Denmark reinvents the chicken -- and gets a golden egg

The Danes, in a word, have reinvented the chicken. It lays 500 eggs an hour -- each four times larger than a normal egg, hard-boiled, without the shell and wrapped in clear plastic.

"The 'long egg' is a real timesaver," says V. Halkjaer-Lassen, managing editor of Dansk Andels, whose engineers devised the new chicken -- a machine made to mass-produce long eggs for catering services, institutional kitchens, and restaurants. "And there's no waste."

He says that companies like SAS Catering, which supplies in-flight meals for Scandinavian Airlines, use up to 2,500 eggs a day and find the long egg a godsend.

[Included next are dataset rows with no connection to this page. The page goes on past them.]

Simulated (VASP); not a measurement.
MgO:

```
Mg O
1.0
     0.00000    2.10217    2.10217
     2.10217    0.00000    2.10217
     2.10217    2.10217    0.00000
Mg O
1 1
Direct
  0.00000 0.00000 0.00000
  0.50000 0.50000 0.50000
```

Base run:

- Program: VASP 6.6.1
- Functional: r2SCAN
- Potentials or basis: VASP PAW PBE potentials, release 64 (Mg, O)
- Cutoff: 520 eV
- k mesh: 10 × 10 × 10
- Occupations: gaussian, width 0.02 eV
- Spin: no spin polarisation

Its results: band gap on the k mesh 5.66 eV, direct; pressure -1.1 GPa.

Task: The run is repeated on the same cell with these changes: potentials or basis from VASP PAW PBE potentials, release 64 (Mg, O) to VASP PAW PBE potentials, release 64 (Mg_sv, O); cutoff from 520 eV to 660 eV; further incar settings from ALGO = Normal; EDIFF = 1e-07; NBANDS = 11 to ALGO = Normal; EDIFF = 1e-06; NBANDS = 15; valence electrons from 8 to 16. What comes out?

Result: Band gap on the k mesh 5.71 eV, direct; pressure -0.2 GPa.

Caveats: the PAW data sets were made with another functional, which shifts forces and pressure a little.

The idea for the long egg -- made from the real thing and, of course, tasting the same -- came from Cornell University in the 1960s.

But it was Dansk Andels, which employs about 300 people, that put the long egg on the map several years ago by figuring out how to make them by the dozen. Today, the company has three machines working at its plant in Roskilde, west of Copenhagen. It has sold the license for the machine in Japan and several East and West European countries.

The road from chicken to long egg begins at a machine that breaks normal eggs by the hundred, separating the yolks from the egg whites. The two components are then dumped separately into two huge overhead tanks and allowed to come together again by dripping into stainless-steel tubes end below. There, they are also hard-boiled and, after they cool, are wrapped in foil and packed 10 to a box. Each egg contains about 40 slices.

Last year, Danks Andels, owned cooperatively by 300 egg producers, manufactured and sold more than 220,000 long eggs, half of them in Denmark and the rest outside the country in Frnce, West Germany, the Netherlands, and Britain. It was the company's best year.

A company official says that Dansk Andels would like to sell long eggs in the US, although freight costs could make that prohibitive.